AI Defeats Experienced Farmers in Chinese Strawberry Farming Competition

AI farming teams were able to produce more strawberries using precision farming technology, automated watering and fertilizing systems.

Artificial Intelligence is now a dominant technology across industries. Agriculture isn't an exception. By using machine learning algorithms, the AI model can yield better results in the harvest. But despite adopting technologies, many farmers still prefer conventional ways to grow their crops as they believe AI isn't the answer.

To find out, Pinduoduo, an agricultural innovation platform, China Agricultural University with United Nations' Food and Agriculture Organization as a technical adviser, organized a four-month competition between four AI teams and four experienced farmers in July. The result was astonishing. In the strawberry farming competition that concluded recently the AI teams not only had better yield but also had a better return on investment.

Strawberry farming
AI teams convincingly beat traditional farmers in strawberry farming competition in China (representational image) Pixabay

Smart Farming

From a data science perspective, AI was supposed to be the obvious winner. By using data analytics — harvests in previous years, precise use of water and fertilizers — an AI model can help in better yields. In the competition, it was no different. While traditional farmers had to depend on years of experience and manual tasks, the AI teams managed better results with intelligent sensors, data analysis and automation.

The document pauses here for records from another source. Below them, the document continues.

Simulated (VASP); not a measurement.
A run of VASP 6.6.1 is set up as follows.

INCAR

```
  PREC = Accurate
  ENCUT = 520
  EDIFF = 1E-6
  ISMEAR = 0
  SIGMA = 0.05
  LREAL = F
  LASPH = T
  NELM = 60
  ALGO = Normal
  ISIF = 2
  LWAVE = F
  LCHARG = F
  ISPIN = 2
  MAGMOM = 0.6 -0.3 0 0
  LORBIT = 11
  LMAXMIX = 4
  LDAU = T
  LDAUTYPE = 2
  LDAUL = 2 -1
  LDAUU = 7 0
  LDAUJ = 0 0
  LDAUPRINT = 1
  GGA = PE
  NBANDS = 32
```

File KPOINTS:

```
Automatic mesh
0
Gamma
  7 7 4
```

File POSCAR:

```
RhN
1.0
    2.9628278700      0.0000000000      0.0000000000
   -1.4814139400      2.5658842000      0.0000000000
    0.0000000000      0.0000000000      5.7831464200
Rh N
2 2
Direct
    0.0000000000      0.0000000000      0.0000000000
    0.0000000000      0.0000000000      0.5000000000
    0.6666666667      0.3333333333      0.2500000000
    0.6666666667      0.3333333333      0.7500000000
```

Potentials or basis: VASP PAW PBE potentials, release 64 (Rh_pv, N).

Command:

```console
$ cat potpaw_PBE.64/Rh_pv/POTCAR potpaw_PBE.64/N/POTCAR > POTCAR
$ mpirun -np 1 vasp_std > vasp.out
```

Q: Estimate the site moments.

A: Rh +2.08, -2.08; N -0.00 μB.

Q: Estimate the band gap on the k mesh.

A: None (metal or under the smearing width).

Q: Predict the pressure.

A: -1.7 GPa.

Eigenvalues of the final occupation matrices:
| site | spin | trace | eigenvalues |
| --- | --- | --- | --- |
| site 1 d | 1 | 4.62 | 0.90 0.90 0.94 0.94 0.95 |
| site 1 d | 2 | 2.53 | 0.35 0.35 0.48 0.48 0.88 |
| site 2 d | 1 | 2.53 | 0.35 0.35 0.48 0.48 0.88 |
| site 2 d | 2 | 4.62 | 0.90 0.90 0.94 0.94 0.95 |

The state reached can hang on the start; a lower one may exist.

The results heavily favored AI teams who could produce 6.86 kilograms of strawberries while the traditional farmers had only 2.32kg to show. As for the return on investment, AI teams outperformed traditional farmers by 75.5 percent.

"In agriculture, traditional farmers distrust data scientists, thinking they are flashy yet useless. Data scientists also look down on farmers, thinking they are too old-fashioned. AI cannot live without human beings, so we are looking for a way to combine traditional farming and smart agriculture," Cheng Biao, leader of the winning AI team Zhi Duo Mei that had shown a 60-percent increase in the output, told Pandaily.

Cheng Biao
Cheng Biao, leader of the winning AI team Zhi Duo Mei managed to produce nearly 300 percent more strawberries than traditional farmer Pinduoduo

Technological Reforms in Agriculture

With China being the leader in AI, the country wants to push technologies in farming for better yield. Pinduoduo, China's largest agricultural innovation platform, is helping the country digitize agricultural resources that would improve productivity. Like any other industry, the company is moving the entire chain — from production to transportation and sales — to digitalization.

Pinduoduo believes introducing AI and precision farming technology can reduce waste and improve productivity while also decreasing the mismatch in demand and supply. The farmers will also be able to expand their market size by using Pinduoduo's e-Commerce platform. The company is also working with Singapore A*Star research agency. Together, they are developing low-cost portable test kits that will help in detecting contaminants like pesticides.

However, as for smart farming, it is going to inevitable in the face of climate change. With the change in weather patterns and frequent storms, many countries that depend on agriculture have had poor harvests, leading to food shortages and skyrocketing prices of grains.

According to He Dongjian, an agricultural expert, smart farming will help ensure food security as any novice can grow crops using technology. What he calls a "smart plug-in" will allow inexperienced farmers to grow crops through "one-click planting", reducing the dependence on the shrinking farming labor force.

It was evident during the competition. While skilled farmers had to rely on their experience, the AI teams only tweaked their algorithms to adjust watering and fertilizing their strawberry plots. The rest of it was completely automated with no human intervention needed. "It is an irreversible trend of fewer and fewer people engaged in agriculture. In 10 years, there will be unmanned farmlands," said He, who is a professor of agriculture in China.